We wander back through town to pick up our belongings and get going again. Yak after yak after horse after horse pass us laden with sick and elderly pilgrims making their way to the temple, others following in small buses. I think I might miss this place.

We start to descend through the outer reaches of the forbidden kingdom of Mustang, through rickety built small villages and onto the road, now surfaced with actual tarmac, the first we’ve seen in weeks. It’s novelty wears off after around 10 minutes or so. Dodging buses and rocks strewn across the edges of the newly laid road we wind down towards the valley below, risking life and limb by sharing the same path as the traffic around huge boulders that have fallen onto the road, too large to move. The varied desert plains down towards Kagbeni look like one of those layered sand test tubes I made as a kid on the Isle of White. Strands of rose gold and pink stripe through the brown desert in contrast to the vast white peaks and the blue sky above. Who needs synaesthesia when nature offers all this?

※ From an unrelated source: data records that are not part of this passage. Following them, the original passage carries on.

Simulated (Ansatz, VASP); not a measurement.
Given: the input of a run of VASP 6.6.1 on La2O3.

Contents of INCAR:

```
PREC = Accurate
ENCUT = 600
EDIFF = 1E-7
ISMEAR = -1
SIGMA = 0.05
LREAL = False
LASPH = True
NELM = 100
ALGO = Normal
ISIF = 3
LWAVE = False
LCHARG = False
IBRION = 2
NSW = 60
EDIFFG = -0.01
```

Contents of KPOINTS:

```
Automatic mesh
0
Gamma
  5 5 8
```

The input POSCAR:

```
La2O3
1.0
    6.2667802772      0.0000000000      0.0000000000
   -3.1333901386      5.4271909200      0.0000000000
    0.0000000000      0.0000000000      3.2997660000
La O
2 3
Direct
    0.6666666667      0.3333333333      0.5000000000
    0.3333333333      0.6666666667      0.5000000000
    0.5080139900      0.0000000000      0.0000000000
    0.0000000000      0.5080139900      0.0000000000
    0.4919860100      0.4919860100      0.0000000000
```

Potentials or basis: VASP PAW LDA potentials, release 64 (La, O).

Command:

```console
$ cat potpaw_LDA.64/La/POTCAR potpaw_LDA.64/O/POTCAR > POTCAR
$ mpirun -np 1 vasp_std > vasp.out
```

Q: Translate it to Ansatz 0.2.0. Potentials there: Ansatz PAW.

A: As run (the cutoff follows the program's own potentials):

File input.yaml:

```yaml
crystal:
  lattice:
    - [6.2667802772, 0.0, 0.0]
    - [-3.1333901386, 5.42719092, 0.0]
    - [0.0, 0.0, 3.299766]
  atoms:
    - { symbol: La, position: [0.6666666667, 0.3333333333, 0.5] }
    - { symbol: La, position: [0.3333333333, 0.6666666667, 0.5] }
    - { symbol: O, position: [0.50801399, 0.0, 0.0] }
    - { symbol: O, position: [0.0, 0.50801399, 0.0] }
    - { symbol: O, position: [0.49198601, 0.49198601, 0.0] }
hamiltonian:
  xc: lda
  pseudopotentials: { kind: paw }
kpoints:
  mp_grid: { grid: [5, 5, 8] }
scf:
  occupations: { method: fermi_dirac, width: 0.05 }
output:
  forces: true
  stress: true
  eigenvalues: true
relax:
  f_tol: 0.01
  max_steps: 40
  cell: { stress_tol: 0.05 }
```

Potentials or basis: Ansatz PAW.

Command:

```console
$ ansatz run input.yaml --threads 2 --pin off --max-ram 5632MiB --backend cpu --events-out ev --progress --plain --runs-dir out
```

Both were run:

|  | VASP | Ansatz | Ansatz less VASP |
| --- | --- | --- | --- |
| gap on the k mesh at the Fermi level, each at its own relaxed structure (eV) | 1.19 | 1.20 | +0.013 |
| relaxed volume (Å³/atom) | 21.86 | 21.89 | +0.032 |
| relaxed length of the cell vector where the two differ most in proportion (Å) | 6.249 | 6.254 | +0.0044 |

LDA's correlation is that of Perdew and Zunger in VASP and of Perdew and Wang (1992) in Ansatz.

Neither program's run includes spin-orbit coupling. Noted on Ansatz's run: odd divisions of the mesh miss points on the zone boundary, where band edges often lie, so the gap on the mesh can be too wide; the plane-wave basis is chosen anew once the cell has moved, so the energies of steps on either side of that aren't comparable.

We stop off for lunch in a dusty teahouse in what appears to be a quarry on the very edge of the Kali Gandaki riverbed. The river is missing, the waters reduced to little more than a stream. The riverbed seems vast, carved between the rising mountains on both sides. We bask in the sunshine, warming a couple of weeks of chills before heading off down the controversial new ‘road’ being built alongside the Kali Gandaki. Controversial as it is carving its way through such natural beauty, spoiling the most incredible trekkers paradise in the world (if I do say so myself), however, it also brings access for residents to health care, provisions, tourist income, the benefits to their day to day life can’t be denied for the sake of a few traditionalists and tourists hell bent on keeping things ‘the same’ by taking to Facebook for a moan.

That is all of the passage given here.